Peanut: the oval seed of a South American plant, widely roasted and salted and eaten as a snack — also a big allergy for many people
Choosing today’s 365 Daily Challenge word was rough. My mind is not focused on the blog because I received overnight the final cover photos of my book. There may have been a small happy dance at one point prior to my first cup of coffee. And I think Ryder told me to stop and get his breakfast before he barked at me. Oh well… point being… I can’t come up with a word, but I did have an emotion I was feeling. Although the word is ‘peanut,’ it really stands for something different, which I believe will come to light at the end of the post.

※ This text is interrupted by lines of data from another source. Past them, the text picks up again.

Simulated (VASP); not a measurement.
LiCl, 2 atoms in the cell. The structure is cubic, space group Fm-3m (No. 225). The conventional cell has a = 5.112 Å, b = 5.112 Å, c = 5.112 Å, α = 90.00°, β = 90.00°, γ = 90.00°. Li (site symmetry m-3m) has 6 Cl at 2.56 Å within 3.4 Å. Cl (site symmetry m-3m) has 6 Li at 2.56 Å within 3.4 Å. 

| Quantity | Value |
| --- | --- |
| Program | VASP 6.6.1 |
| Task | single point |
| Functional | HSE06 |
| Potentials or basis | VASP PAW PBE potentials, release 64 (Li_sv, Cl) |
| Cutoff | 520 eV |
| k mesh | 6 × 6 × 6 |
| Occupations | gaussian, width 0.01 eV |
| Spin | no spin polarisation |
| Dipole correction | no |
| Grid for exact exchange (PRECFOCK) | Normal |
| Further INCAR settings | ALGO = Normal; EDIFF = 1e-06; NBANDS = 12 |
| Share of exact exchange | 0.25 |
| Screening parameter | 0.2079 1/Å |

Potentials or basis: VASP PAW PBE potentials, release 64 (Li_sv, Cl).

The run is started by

On the final flight home earlier this week, an airline employee announced prior to boarding that one of the passengers had a severe peanut allergy. No peanut products would be served on board nor could anyone bring or open anything with peanuts on the flight. When we boarded the plane, an attendant reminded everyone again and noted the parent of the small child was currently reading the labels on the flight’s snacks to determine what could and could not be served that day. You can imagine a few of the reactions from fellow passengers. Lots of things crossed my mind, and before anyone thinks I’m being unfair, all I’m noting below are things that occurred to me as I considered the entire situation. Not that I agreed with or supported the thought.
- Is it fair to stop other people from eating a snack they like because one person is allergic and chooses that flight?
- Should there be a separate enclosed place on a plane for passengers with allergies?
- Is it right to expect someone not to fly because their allergy limits other people?
- Why would someone get upset over not being able to eat peanuts for 3 hours when it really has very little impact on them?
- Can someone really be so allergic that even another passenger 30 feet away eating peanuts could cause a problem?
- Why would a parent risk their child’s life on a plane, assuming that all passengers truly follow the rule and don’t open their own peanut snack?
- Was this just a preventative warning to limit the amount of exposure, knowing the parent had the epi in case something peanut-related did happen?
- How awful must it be for that parent to know they have to always worry about the allergy and put limits on others to ensure the safety of their own child?
- What must that child feel knowing they are potentially the reason another passenger is upset or angry?
- Is there really any correct solution or answer to this situation?
I’m sure there are more questions, answers, thoughts and points of view. I included only the first ten that popped into my head. As I mentioned earlier, it’s not really about peanuts. It could have been chocolate or dairy or any other food item. It may have been certain kinds of material or animal fur. The ultimate point is where do you draw the line between something being too much of an impact on the person with the allergy/issue versus the people impacted by it? The person with the allergy didn’t choose the issue. I suppose it comes down to good communication, money and alternative options. No real answers in my post, just something to think about without judgment. I’m sure many people reading this either have a similar allergy or care for someone with a similar allergy.
I’m one of those people who would say: For a 3-hour flight, who really cares if I have to abstain from peanuts or chocolate? Even for a 12-hour flight. It’s a minor inconvenience and ultimately prevents a larger problem, so I’d happily keep my peanuts locked in a bag somewhere. But what if it’s about allergies to pet fur and I need to bring my pet on the plane? Then I’m inclined to think that’s impacting my entire travel option, so it’s probably more a responsibility for the person with the allergy to find another way to travel or another way to limit the exposure. I’m not putting the value of a pet before that of a person… ultimately plane travel is for people not for dogs. And as much as I love my pet, people should come first; however, it’s a tough situation.
I had listened to both peanut announcements. W and I briefly discussed it. Neither really cared and we ignored the few groans around us. What struck me most was how the poor parent and child felt about the whole situation, as they deal with it for an entire lifetime. Those passengers dealt with it for less than three hours. How does everyone else feel about the topic?
About Me & the “365 Daily Challenge”
I’m Jay and I live in NYC. By profession, I work in technology. By passion, I work in writing. I’ve always been a reader. And now I’m a daily blogger. I decided to start my own version of the “365 Daily Challenge” where since March 13, 2017, I’ve posted a characteristic either I currently embody or one I’d like to embody in the future. 365 days of reflection to discover who I am and what I want out of life.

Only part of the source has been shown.